Summing Up What Sort of Photography I Do!

 Folks may have noticed that very little of my photography these days is "normal".  I do still take conventional photos with a fairly ordinary digital camera, but that is mostly my nature photography, and I do not often talk about that. 

Great Egret - Herdsman Lake, June 2023. Nikon P900

I also do some astrophotography, up until recently using my mobile phone, 
Milky Way, Pixel 6a, Guilderton, June 2022.

but more recently with a Dwarf II 'smart telescope'. 
Cat's Paw Nebula, Doubleview, June 2023, 98 x 15s frames, stacked in camera.

These are not so much telescopes as dedicated astrophotography rigs controlled via a mobile app, and the results speak for themselves. They can align and stack multiple frames all by themselves, and compensate for significant levels of light pollution. 

At the other extreme, I also experiment with in-camera cyanotype photography, using an 1830s era chemistry that is best known for making blueprints! 
Mandurah Canal House, December 2020, Homebuilt Camera, 60 minute exposure.

A lot of these I build my own cameras for, as the chemistry is so insensitive to light that I need special lenses to make it work, and even then the exposure times can run into the hours. The results can look quite mystical, though.

Slightly less weird is my pinhole photography. In particular my wonderful little Pinsta camera, which combines camera and darkroom into the one unit, shooting directly onto photographic paper. 
Murray River Houseboat Mooring, Dec 2022, 15s.
These still require longer to expose than an ordinary camera, but once exposed, I can have a print ready to show in less than five minutes! 

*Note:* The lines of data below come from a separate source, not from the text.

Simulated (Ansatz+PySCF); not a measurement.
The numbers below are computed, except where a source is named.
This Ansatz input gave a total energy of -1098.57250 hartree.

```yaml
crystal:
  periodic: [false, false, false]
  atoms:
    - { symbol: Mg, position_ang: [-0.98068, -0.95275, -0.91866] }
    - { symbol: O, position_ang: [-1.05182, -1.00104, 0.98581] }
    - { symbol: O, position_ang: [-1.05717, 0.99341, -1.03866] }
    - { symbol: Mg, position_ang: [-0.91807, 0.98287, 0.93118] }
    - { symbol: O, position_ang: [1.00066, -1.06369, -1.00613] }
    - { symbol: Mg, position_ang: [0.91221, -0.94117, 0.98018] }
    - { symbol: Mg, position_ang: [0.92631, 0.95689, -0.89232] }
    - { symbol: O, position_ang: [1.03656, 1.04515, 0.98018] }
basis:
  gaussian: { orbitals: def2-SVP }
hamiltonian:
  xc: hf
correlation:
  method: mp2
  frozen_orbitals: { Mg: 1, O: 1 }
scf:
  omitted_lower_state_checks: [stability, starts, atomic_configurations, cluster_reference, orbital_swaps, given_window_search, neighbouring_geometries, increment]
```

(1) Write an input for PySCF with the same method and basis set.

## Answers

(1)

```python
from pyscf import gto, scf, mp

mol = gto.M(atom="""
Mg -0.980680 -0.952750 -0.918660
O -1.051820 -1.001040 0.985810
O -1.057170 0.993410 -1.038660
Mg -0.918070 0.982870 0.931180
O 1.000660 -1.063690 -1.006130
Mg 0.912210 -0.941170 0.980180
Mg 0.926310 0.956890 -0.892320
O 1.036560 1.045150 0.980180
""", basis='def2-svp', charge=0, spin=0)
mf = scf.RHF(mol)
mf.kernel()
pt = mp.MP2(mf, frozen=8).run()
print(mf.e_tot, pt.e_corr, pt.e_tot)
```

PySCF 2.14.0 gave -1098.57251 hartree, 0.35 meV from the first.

My most extreme photography, though, is my solargraphy. This is a very extreme form of pinhole photography, where the star of the show (ahem) is the sun itself. Exposure times are measured in days, weeks, months, or even years. This results in a latent image that is so strong it can be scanned without developing. In fact if you were to develop it, you would get a black sheet!
Gravity Discovery Centre Leaning Tower, 6 months Dec 2022-June 2023. 

And that is a wrap. There are probably things I do that I have not mentioned here, but these are the main ones, and the most interesting.